Terms and Definitions
Relevant Sections of the Revenue Code
Other Regulations
General Comments

Many high-tax jurisdictions have adopted laws that are designed to create a strong disincentive against the use of tax havens by their residents. At the instigation of the Ministry of Finance and the Revenue Service the French legislature has now developed one of the world's most stringent anti-tax haven systems.

In France the emphasis is to place companies and individuals that are resident in France for tax purposes and that might be tempted to use tax havens in a position where non-compliance with statutory reporting obligations is grounds for taxation under the relevant code section, plus heavy fines (interest and penalties). Compliance with these obligations is intended to balance any benefit that could be derived from the use of low-tax jurisdictions.

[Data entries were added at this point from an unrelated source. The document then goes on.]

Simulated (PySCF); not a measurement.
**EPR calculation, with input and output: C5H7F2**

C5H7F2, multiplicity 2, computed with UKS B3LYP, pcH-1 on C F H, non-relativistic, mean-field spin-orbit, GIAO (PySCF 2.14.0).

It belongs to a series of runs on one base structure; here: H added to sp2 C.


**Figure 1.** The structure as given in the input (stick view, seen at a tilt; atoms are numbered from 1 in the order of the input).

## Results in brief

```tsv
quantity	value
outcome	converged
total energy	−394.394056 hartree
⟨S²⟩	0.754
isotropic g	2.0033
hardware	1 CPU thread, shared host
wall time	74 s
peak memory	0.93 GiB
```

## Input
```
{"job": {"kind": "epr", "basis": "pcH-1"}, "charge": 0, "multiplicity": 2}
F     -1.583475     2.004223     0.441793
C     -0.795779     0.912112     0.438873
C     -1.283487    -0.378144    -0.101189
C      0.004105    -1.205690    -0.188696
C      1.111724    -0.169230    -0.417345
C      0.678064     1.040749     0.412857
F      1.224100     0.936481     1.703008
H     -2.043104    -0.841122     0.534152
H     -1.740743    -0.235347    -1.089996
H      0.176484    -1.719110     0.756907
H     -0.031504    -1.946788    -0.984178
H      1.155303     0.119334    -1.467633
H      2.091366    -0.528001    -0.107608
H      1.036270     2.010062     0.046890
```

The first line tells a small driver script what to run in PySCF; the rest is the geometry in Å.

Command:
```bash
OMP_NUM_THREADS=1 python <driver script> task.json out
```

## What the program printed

In addition, certain violations may also attract criminal sanctions based on the tax code (eg, under Sections 1741 or 1743 of the French Revenue Code) or on the basis of French anti-money laundering laws.

Terms and Definitions

In order to understand the strategy against tax havens it is necessary to define a few basic French tax concepts.

This word summarizes the French general approach to tax liability. The basic attitude is that a person becomes liable for tax in France if he has material points of contact with the country. As regards French personal income tax, Section 4(b) of the Revenue Code provides that individuals who are tax residents of France are subject to income tax on their worldwide income in the absence of any domestic law or treaty exceptions. Individuals who are not resident in France for tax purposes are only subject to French income tax on their French-source income. An individual is regarded as resident in France he fulfils any of the following conditions:

  • has his home in France;

  • has his main place of abode in France;

  • carries out business in France; or

  • has the centre of his economic interests in France.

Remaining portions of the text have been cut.